China’s economy shrinks
December 1st, 2008 - 6:33 pm ICT by IANS
- Beijing, Dec 1 (Xinhua) The Purchasing Managers’ Index (PMI) of China’s manufacturing sector dropped to 38.8 percent in November, down 5.8 percentage points from October, indicating that the country’s economy has further contracted, the China Federation of Logistics and Purchasing (CFLP) said Monday. It was the index’s lowest point since the CFLP initiated the survey with China’s National Bureau of Statistics in 2005.
It was also the fourth time China’s PMI declined below 50 percent within this year, which reflected the country’s economy had further contracted, analysts said.
The PMI included a package of indices used to measure a country’s monthly economic performance. China’s PMI was conducted on the base of surveys directed at purchasing and supply managers of more than 700 manufacturers across the country.
A reading above 50 percent suggests expansion, while one below 50 percent rings alarm for economic slowdown.
Index measuring new orders dropped to 32.3 percent in November, down 9.4 percentage points from October. That of new orders for export eased to 29 percent, shedding 12.4 percentage points from the previous month.
Zhang Liqun, a researcher with the Development Research Center of the State Council, China’s Cabinet, said the PMI decline indicated the decelerating trend of Chinese economy.

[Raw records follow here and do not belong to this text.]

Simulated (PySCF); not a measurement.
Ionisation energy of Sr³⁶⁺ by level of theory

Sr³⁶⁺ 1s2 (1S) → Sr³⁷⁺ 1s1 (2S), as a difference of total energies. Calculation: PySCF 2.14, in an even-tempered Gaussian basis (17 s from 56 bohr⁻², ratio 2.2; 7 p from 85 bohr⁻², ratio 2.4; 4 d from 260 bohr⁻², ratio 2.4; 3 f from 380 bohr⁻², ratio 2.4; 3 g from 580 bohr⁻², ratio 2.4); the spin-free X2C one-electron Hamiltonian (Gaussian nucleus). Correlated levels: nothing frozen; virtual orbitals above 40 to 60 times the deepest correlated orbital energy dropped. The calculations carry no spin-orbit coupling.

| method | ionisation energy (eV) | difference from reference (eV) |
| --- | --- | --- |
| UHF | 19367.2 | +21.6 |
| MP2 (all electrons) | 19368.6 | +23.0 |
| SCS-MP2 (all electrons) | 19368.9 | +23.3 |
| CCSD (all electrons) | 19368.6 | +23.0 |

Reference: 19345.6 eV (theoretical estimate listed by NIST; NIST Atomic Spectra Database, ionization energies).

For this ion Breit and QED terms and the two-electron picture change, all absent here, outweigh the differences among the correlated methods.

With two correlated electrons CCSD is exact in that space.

However, Zhang said that “the government had taken a string of macro-management policies in an active manner and it would take some time for the effects to surface.”
China unveiled an economy stimulus package last month with a total of four trillion yuan ($583.4 billion), equivalent to nearly 78 percent of last year’s national fiscal revenue, to be invested in the next two years to boost domestic demand and improve people’s livelihood.
The People’s Bank of China (PBOC), the country’s central bank, said it would cut the benchmark one-year yuan lending rate to 5.58 percent from 6.66 percent and the one-year yuan deposit rate to 2.52 percent from 3.60 percent.
It was the fourth interest rate cut since mid-September. It also was the largest cut since October 1997, when the PBOC slashed the one-year rate by 1.44 percentage points to support growth amid the Asian financial crisis.
Zhang predicted that once the policies took effect after the spring next year, China’s economy would move on a relatively fast growth track.